Parvati Magazine: In your memoir “Coming to my Senses”, you talk about your experience of opening a restaurant in Berkeley during the counterculture revolution. What was that time in your life like?

Alice Waters: When I opened Chez Panisse in 1971, I had been deeply involved in the counterculture and was disillusioned by the corruption and darkness of American politics. Feeding delicious food to the people around me felt like the only hopeful thing I could do. I didn’t see myself as a food activist at the time; I thought food was the way to bring people together around the table to discuss the issues of our time. I didn’t understand that food itself is profoundly linked to politics—and that the choices we make surrounding food can have real power.
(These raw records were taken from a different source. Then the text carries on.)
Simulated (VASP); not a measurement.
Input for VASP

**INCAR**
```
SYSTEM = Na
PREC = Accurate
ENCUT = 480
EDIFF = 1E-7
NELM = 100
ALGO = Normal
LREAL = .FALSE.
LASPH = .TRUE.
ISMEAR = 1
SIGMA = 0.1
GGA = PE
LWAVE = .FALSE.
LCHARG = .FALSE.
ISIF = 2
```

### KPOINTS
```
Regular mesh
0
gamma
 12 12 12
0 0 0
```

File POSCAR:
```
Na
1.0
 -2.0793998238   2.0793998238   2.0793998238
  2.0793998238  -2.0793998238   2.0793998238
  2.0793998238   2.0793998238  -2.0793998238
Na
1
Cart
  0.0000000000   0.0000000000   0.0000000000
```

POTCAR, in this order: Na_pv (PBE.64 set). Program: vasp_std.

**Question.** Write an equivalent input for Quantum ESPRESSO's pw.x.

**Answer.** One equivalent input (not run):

Parvati Magazine: You founded the Edible Schoolyard Project, which advocates for a free school lunch for all children. How did this come about?

Alice Waters: The Edible Schoolyard Project began in 1995 at Martin Luther King, Jr. Middle School in Berkeley. I passed this school every day on my way to work, and I started to become conscious of how broken down our public schools were. The school’s principal asked if I would help create a garden on campus. Since then we have established a global network of 6000 similar kitchen and garden programs. The students are learning by doing, falling in love with their lessons—and at the same time, they’re falling in love with Nature and absorbing the essential values of stewardship, nourishment, and community. Everything we create is documented and shared for free at edibleschoolyard.org.

Parvati Magazine: You have been Vice President of Slow Food International for many years. What drew you to this movement?

Alice Waters: Food connects us to the rest of the world, to Nature, and to beauty. Slow Food is a way to counteract the values of fast food—those values that tell us that more is always better; that our resources are limitless; that everything should be available to us all year round; that food should always be “fast, cheap, and easy.” Food cannot be separated from tradition, from the land, from farm workers’ rights, from our health, and from the threats to biodiversity.

Parvati Magazine: What new trends in the culinary world have caught your attention?

Alice Waters: I think of food seasonally and regionally. The food industry loves to impose their own self-created trends on us, whether that’s an Impossible Whopper or avocado toast. I always want to know how food is grown and where it’s coming from, not just what’s the latest trending ingredient. The most important thing we still haven’t learned yet is where our food comes from, and how nourishing it can be if it’s grown regeneratively.

Parvati Magazine: What is next for you?

Alice Waters: I really hope we can realize the vision of the Edible Schoolyard Project. We want to make a model in the state of California for edible education and at the same time address climate change, which is the biggest issue of our time. I also want to start an intergenerational commune! One that gives people the opportunity to do meaningful work. I think it’s crucially important that we continue to have meaningful lives when we’re older: for economic reasons, for health reasons, for spiritual reasons. We need to learn how to live together.

Alice Waters is a chef, food activist, author of fifteen cookbooks, and the founder and owner of Chez Panisse Restaurant in Berkeley, California. Alice was awarded the National Humanities Medal by US President Barack Obama in 2015, proving that eating is a political act and a powerful means toward social justice.